<center><h1>Choosing the best model and producing the submission file</h1></center>

The tree-based model was adopted as it had shown better generalization and stability.

In [1]:
import pandas as pd

# loading results
df_xgb = pd.read_csv("./simulation_results/df_xgb.csv", sep='\t')

temp = df_xgb.sort_values("$f_o$", ascending=False).iloc[0,:][0:3].to_dict()
temp.update({'tree_method':'gpu_hist', 'objective':'multi:softmax'})
best_params = {key:value if key!='n_estimators'and key!='max_depth' else int(value) for key, value in temp.items()}
print("best_params:")
display(best_params)

best_params:


{'learning_rate': 0.1,
 'n_estimators': 500,
 'max_depth': 12,
 'tree_method': 'gpu_hist',
 'objective': 'multi:softmax'}

In [2]:
%%time
# training the chosen model in all the training dataset
from sklearn.model_selection import train_test_split
from sklearn.metrics import f1_score
from xgboost import XGBClassifier

# loading preprocessed data set
X_tr = pd.read_csv("X_tr.csv")
Y_tr = pd.read_csv("Y_tr.csv", header=None)

# Train/validation split
X_train, X_validation, y_train, y_validation = train_test_split(X_tr, Y_tr, test_size=0.2)

# no scaling is needed!!!

# model fitting
xgb = XGBClassifier(**best_params)
xgb.fit(X_train, y_train, eval_set=[(X_validation,y_validation)]
        ,early_stopping_rounds=30, verbose=False)

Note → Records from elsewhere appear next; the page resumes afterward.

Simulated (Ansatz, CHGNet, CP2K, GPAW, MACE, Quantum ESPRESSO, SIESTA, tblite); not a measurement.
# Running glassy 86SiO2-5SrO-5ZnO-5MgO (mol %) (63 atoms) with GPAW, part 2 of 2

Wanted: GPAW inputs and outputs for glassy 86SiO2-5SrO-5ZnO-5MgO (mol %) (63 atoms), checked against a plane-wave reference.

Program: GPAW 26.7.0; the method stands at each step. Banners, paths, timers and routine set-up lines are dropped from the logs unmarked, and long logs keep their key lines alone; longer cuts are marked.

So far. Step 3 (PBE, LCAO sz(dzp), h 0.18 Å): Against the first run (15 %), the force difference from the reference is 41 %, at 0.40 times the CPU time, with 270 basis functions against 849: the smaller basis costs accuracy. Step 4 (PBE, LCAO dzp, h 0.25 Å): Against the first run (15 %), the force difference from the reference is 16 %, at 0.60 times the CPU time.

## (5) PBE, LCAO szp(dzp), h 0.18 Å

# model final evaluation on validation set
y_pred = xgb.predict(X_validation)
print("F1_validation: {}".format(f1_score(y_validation, y_pred, average='weighted')))

  y = column_or_1d(y, warn=True)
  y = column_or_1d(y, warn=True)


F1_validation: 0.7730810044333333
CPU times: user 9min 26s, sys: 2min 27s, total: 11min 53s
Wall time: 11min 53s


In [3]:
import pickle

In [4]:
# saving final model
# with open('model_data.pkl', 'wb') as output:
#     pickle.dump(xgb, output, pickle.HIGHEST_PROTOCOL)

In [5]:
# loading final model
with open('model_data.pkl', 'rb') as input:
    xgb = pickle.load(input)

In [6]:
xgb

XGBClassifier(base_score=0.5, booster='gbtree', colsample_bylevel=1,
              colsample_bynode=1, colsample_bytree=1, gamma=0,
              learning_rate=0.1, max_delta_step=0, max_depth=12,
              min_child_weight=1, missing=nan, n_estimators=500, n_jobs=1,
              nthread=None, objective='multi:softprob', random_state=0,
              reg_alpha=0, reg_lambda=1, scale_pos_weight=1, seed=None,
              silent=None, subsample=1, tree_method='gpu_hist', verbosity=1)

In [7]:
# preprocessing of the test data set
test       = pd.read_csv("./dataset/test.csv")
build_own  = pd.read_csv("./dataset/Building_Ownership_Use.csv") 
build_str  = pd.read_csv("./dataset/Building_Structure.csv")
build_data = pd.merge(build_str, build_own,  on=['building_id', 'district_id', 'vdcmun_id', 'ward_id'])
testFull   = pd.merge(test,      build_data, on=['building_id', 'district_id', 'vdcmun_id'])
test_num   = testFull

# encoding to dummies
catFeat = ['area_assesed','district_id','land_surface_condition','foundation_type','roof_type',
           'ground_floor_type','other_floor_type','position','plan_configuration','condition_post_eq',
           'legal_ownership_status']
test_num = pd.get_dummies(test_num, columns=catFeat,                drop_first=True)
test_num = pd.get_dummies(test_num, columns=['has_repair_started'], drop_first=True, dummy_na=True)

# Converting 'building_id' to numerical format
test_num['building_id'] = test_num['building_id'].apply(lambda x: int(x,16))
print("test.shape = {}".format(test_num.shape))

test.shape = (421175, 113)


In [8]:
test_predictions = xgb.predict(test_num)

# Converting predictions to submission format
damage_grade = ['Grade {}'.format(prediction) for prediction in test_predictions]

In [9]:
# creating and saving predictions data frame for submission
submission = pd.DataFrame(data={'building_id':  testFull['building_id'].values,
                                'damage_grade': damage_grade
                               })

submission.head()

Unnamed: 0,building_id,damage_grade
0,a3380c4f75,Grade 3
1,a338a4e653,Grade 5
2,a338a4e6b7,Grade 5
3,a33a6eaa3a,Grade 3
4,a33b073ff6,Grade 5


In [10]:
submission.to_csv('submission.csv', index=False)